GAZA CITY, Palestinian Territories (AFP) - Israeli strikes killed 30 Palestinians on Monday, taking the Gaza death toll to 107 as UN chief Ban Ki Moon joined efforts to end the worst violence in four years and Israel's inner circle of ministers mulled their next move.
As the violence raged for a sixth day, an Israeli missile killed a senior Islamic Jihad militant in a Gaza City tower housing Palestinian and international media, the second time in as many days it has been targeted.
With Mr Ban in Cairo pushing for a ceasefire, Hamas chief Khaled Meshaal said his movement was committed to efforts to secure a truce, but insisted that Israel must lift its six-year blockade of the Gaza Strip.

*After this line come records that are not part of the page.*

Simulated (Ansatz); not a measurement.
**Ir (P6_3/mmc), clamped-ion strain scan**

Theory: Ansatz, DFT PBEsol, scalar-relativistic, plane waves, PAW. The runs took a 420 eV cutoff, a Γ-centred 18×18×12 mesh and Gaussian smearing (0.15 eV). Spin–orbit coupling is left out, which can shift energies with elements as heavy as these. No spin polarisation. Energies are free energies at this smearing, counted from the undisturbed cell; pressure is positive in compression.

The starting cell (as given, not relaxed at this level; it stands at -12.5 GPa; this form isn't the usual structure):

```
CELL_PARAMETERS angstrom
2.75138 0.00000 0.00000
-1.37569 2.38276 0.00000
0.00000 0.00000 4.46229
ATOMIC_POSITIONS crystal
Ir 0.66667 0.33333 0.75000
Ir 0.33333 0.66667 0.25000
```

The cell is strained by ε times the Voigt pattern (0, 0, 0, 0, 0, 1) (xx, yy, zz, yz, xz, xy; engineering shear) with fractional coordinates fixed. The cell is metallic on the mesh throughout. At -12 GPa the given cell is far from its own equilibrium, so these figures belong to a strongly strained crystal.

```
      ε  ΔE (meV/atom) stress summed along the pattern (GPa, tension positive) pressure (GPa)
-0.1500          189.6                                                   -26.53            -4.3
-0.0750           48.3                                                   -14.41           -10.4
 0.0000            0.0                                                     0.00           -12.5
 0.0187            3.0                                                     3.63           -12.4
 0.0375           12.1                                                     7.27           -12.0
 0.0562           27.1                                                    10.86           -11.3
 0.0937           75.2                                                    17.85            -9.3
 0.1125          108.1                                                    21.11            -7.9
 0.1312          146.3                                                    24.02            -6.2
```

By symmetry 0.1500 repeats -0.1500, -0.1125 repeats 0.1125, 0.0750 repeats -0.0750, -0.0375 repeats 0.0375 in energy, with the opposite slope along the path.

Terrified and desperate, many Gaza families have fled their homes, some seeking haven in the south which has seen fewer strikes. But they know nowhere is safe.
"My son Mohammed refuses to eat. He follows me everywhere because he's so scared and asks me every 10 minutes when we're going to die," said Umm Jihad, 37.
Mourners flocked to the funeral of nine members of one family killed in a weekend strike on a Gaza City home, the tiny bodies of the five children carried through the streets wrapped in Palestinian flags.
As the overall death toll in Gaza hit 107, with another 30 people killed on Monday making it the bloodiest day so far, the Israeli army said that 42 rockets had struck Israel and another 19 had been intercepted by the Iron Dome defence system.
To date, the military has struck more than 1,350 targets in Gaza, and 640 rockets have hit southern Israel while another 324 have been intercepted.
The violence, coming ahead of an Israeli general election on Jan 22, raised the spectre of a broader Israeli military campaign like its 22-day Operation Cast Lead, launched at the end of December 2008.
Analysts say the Israeli leadership appears satisfied with the success of Operation Pillar of Defence and that it could be ready for a ceasefire.
But the Jewish state has also signalled a readiness to expand the operation.
Ministers in Prime Minister Benjamin Netanyahu's inner circle - the Forum of Nine - were reportedly in talks over whether to agree to a ceasefire or expand the air campaign into a wider ground operation.
Israeli public radio said the meeting late Monday would touch on an Egyptian ceasefire proposal that emerged following a full day of indirect negotiations in Cairo between Israeli officials and Palestinian representatives.
The report said Israel wanted to see a 24- to 48-hour truce take effect that could then be used to negotiate the finer details of a full ceasefire.
The latest negotiations aimed at ending the conflict, conducted behind closed doors in Cairo, ended without agreement. But all sides have expressed a willingness to engage in more talks.
The UN chief flew to Egypt "to add his diplomatic weight to these efforts, which are considerable and extremely important," his spokesman Martin Nesirky said.
As Russia accused the United States of seeking to "filibuster" a UN Security Council statement on Gaza amid prolonged talks by the 15-nation body, Ban was to meet Egypt's Foreign Minister Mohammed Kamel Amr, and President Mohamed Morsi and Arab League chief Nabil al-Arabi on Tuesday, Mr Nesirky said.
He will then go to Jerusalem to see Israeli leaders but has no plan to go to Gaza.
The League's Arabi is due in Gaza on Tuesday, accompanied by Turkish Foreign Minister Ahmet Davutoglu and several Arab top diplomats, in the latest in a series of visits that have eased the long diplomatic isolation of the territory's Hamas rulers.
Israel was also seeking a ceasefire, with Mr Netanyahu himself having "called the US, Europe and Egypt asking for a truce," said Mr Meshaal.
"We are not against a calming, but we want our demands... to end the thuggery, to end the aggression and to lift the blockade," he said.
An Egyptian official who spoke to AFP before Meshaal's statement reported "encouraging signs." "I hope, that maybe by the end of the day, we receive a final signal of what may be achieved to stop hostilities," he said.
"Both sides are saying a ceasefire is important and that there should be guarantees, but these guarantees are different." Hamas is also understood to be seeking guarantees Israel will stop its targeted killings, like the one which killed a top military commander on Wednesday, sparking the current hostilities.
Israel has its own demands, with Foreign Minister Avigdor Lieberman insisting "the first and absolute condition for a truce is stopping all fire from Gaza."